Everyone loves traffic lights when it comes to regulation, governance and management. So many reports are brightened up by red, amber and green. So it was with mixed feelings that I read that the new social housing regulator is likely to turn the lights off.
According to Public Finance magazine, Peter Marsh, the chief executive designate of the new regulator, believes that the traffic lights seen in Housing Corporation Assessments encourage a 'tick-box' culture without fully revealing to tenants how well their landlord is performing. There is also a belief that most associations gain green lights but do not have any further incentive to improve.
Perhaps there is too much complacency with the reality of continuous improvement not matching the rhetoric. Yet turning the lights off might not transform things.

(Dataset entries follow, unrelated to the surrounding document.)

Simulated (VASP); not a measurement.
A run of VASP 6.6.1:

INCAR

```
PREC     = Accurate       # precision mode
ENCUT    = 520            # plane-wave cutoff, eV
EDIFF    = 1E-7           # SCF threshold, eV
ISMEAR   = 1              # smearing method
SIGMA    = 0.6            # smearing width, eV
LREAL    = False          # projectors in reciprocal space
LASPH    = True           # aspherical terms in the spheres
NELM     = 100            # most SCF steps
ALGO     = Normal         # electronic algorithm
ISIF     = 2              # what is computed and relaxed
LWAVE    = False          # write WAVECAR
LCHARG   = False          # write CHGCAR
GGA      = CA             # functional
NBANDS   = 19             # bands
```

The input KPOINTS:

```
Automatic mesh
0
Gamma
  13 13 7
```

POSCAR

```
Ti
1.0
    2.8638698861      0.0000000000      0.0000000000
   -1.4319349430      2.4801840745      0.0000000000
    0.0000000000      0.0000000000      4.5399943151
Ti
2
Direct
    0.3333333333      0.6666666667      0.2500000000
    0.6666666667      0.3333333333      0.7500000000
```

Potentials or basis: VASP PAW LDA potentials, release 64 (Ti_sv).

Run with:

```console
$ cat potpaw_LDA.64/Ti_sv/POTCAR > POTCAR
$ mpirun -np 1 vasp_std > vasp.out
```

Hopefully the new regulatory regime will see radical changes in the annual ritual involving housing association boards agreeing and submitting a self-assessment compliance statement against the Housing Corporation’s Regulatory Code. This exercise involves presenting evidence to justify a tick against a range of criteria. It is the epitome of box ticking even though the Housing Corporation allows a degree of flexibility and stresses that it should report on improvement. I fear that it does not.
Perhaps we might have a more robust assessment of organisational health and performance. There should be an expectation that strengths and weaknesses should be highlighted and honesty encouraged with the exercise driving improvement. Such an assessment should be directed more towards the customers rather than the regulators.